Book Reviews: ‘Collusion’ By Nomi Prins; ‘A Green Bank Of England’ By Rob Macquarie, Positive Money

LaRae LongBooks and Reviews, Articles by Hazel Henderson

Hazel Henderson
Green Economy, Circular Economy, energy, natural resources

Summary

In Collusion Nomi Prins, former Goldman Sachs executive, documents how the global fraternity of central bankers colludes in their money-creation strategies.

In A Green Bank of England, monetary theorist Rob Macquarie shows how central bankers can shift money-creation from bailing out past mistakes to investing in sustainable, greener economies for humanity’s.

These two book provide clarity for asset owners and managers to invest in knowledge-richer green technologies beyond obsolete formulas and algos.

By Hazel Henderson

In Collusion, former Wall Street executive Nomi Prins follows her previous six books in a deep, exhaustive dive into how the global fraternity of central bankers continue to coordinate their monetary strategies to serve their various political and financial alliances. In shocking detail, author Prins tracks these behavior patterns and how they manifested in many countries during and after the 2007-8 financial crises. The extent of these market manipulations and what Prins calls “money-conjuring” strategies, whether on interest rates, quantitative easing (QE), negative interest rates, selection of bond purchases are described in the USA, the European Union’s ECB, Mexico, Brazil, China, Japan and detailed in Germany France and Britain (pre and post Brexit).

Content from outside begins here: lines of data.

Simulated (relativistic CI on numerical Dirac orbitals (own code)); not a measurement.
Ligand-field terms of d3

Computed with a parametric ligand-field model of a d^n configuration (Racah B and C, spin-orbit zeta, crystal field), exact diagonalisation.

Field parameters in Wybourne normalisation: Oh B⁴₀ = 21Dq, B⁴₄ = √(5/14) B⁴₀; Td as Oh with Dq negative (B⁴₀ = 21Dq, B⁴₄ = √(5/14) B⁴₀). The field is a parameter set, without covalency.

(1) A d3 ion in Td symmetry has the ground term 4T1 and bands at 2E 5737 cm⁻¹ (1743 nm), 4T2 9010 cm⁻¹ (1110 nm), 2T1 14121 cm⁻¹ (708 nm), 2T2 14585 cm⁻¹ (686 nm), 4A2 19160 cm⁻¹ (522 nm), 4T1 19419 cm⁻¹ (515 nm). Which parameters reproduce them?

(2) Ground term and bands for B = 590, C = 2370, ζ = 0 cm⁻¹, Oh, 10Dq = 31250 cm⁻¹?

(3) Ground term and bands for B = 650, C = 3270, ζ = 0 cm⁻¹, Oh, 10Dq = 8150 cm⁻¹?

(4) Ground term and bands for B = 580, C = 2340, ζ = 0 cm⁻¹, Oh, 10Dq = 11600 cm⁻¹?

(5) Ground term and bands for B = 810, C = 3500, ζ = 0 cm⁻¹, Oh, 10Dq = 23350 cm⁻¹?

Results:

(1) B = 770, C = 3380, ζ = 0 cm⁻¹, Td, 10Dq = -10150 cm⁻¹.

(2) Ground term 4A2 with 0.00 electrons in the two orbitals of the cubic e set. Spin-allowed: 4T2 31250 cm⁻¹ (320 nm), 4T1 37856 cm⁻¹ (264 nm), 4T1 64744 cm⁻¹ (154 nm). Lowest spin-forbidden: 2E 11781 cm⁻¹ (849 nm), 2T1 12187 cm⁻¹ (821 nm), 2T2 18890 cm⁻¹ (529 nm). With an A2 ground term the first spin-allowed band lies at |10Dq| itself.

Prins shines a light into all the deals, handshakes, machinations and their justification in financial media relations and academic theorizing from Jackson Hole to World Bank-IMF meetings. We see the results of the US dollar hegemony and how China’s former central bank president challenged it with the help of Christine Lagarde and installed China’s RMB as part of the basket of currencies backing the IMF’s Special Drawing Rights (SDRs).

Monetary reformers have toiled for decades to break through the curtain of elite ideology and pseudo-scholarship of economists protecting the secretive politics of money-creation and credit-allocation (see for example Ethical Markets TV show “The Money Fix”; the Canadian journal COMER; the American Monetary Institute; lawyer Ellen Brown’s “The Web of Debt” and “The Public Bank Solution”). Prins’ research in Collusion offers all the evidence and the smoking guns.

Today, the central bankers’ global game is now also in the crosshairs due to the rise of fintech and cryptocurrencies, as I note in “FINTECH: Good and Bad News for Sustainable Finance” (2016) and the research reports of the UN Inquiry on Sustainable Finance unepinquiry.org. While most cryptocurrencies are merely speculative strings of digital code (not the fake visuals they sport of non-existent shiny coins) they have no intrinsic value or tether. Yet they have challenged the central bankers’ fiat currencies on the very same grounds: as mere promises. Nevertheless, one can trust fiats if one trusts the issuing governments, whereas cryptos have no accountable issuer. Prior theories are swept away by all these new revelations that currencies are not wealth, cannot be a reliable store of value, but remain useful mediums of exchange if well-managed, simply tracking and scoring units like centimeters, inches, or kilograms, as I describe in Money Is Not Wealth: Cryptos v. Fiats!

In A Green Bank of England, author Rob Macquarie shows how simply the venerable UK central bank could change a few rules at the direction of Parliament. Thus it could steer Britain’s economy toward fostering (rather than continuing to block) technological evolution toward the cleaner, greener, knowledge-richer, renewable energy-based circular economy…beyond the fossilized sectors of the past Industrial Era.

This brilliant, succinct report, free and downloadable, has already been recognized with wide coverage in the financial press and media, as well as endorsed by many members of the UK Parliament. We can expect that its viable menu of reforms can hasten Britain’s chosen path toward sustainability.

All the 17 targets of the Sustainable Development Goals (SDGs) adopted by the 195 member countries of the United Nations in 2015 might well be achievable by 2030. That is, IF the world’s central bankers followed the reforms outlined in A Green Bank of England, and if its head, Mark Carney were to follow up with implementing these reforms. Carney has already adopted the new agenda beyond money -denominated GDP growth embodied in the SDGs, along with Michael Bloomberg in their leadership of the Taskforce on Climate-related Financial Disclosure (TCFD). Author Macquarie points out that this disclosure mandate of fossil-related risks to assets must also apply to central banks’ assets, lending and bond-buying in QE which should also be disclosed. The private assets now invested in sustainably – managed portfolios worldwide is estimated at $23 trillion US. Our Green Transition Scoreboard 2018 finds $9.3 trillion US of private green investments worldwide in renewable energy, efficiency, green building, water, corporate R&D, as well as digital lending, finance, remittances, education and other life systems since 2007.

Time to turn central banking from part of the global problem to becoming part of the solution. Both of these books are must reads for asset managers dealing with stranded assets in fossilized sectors.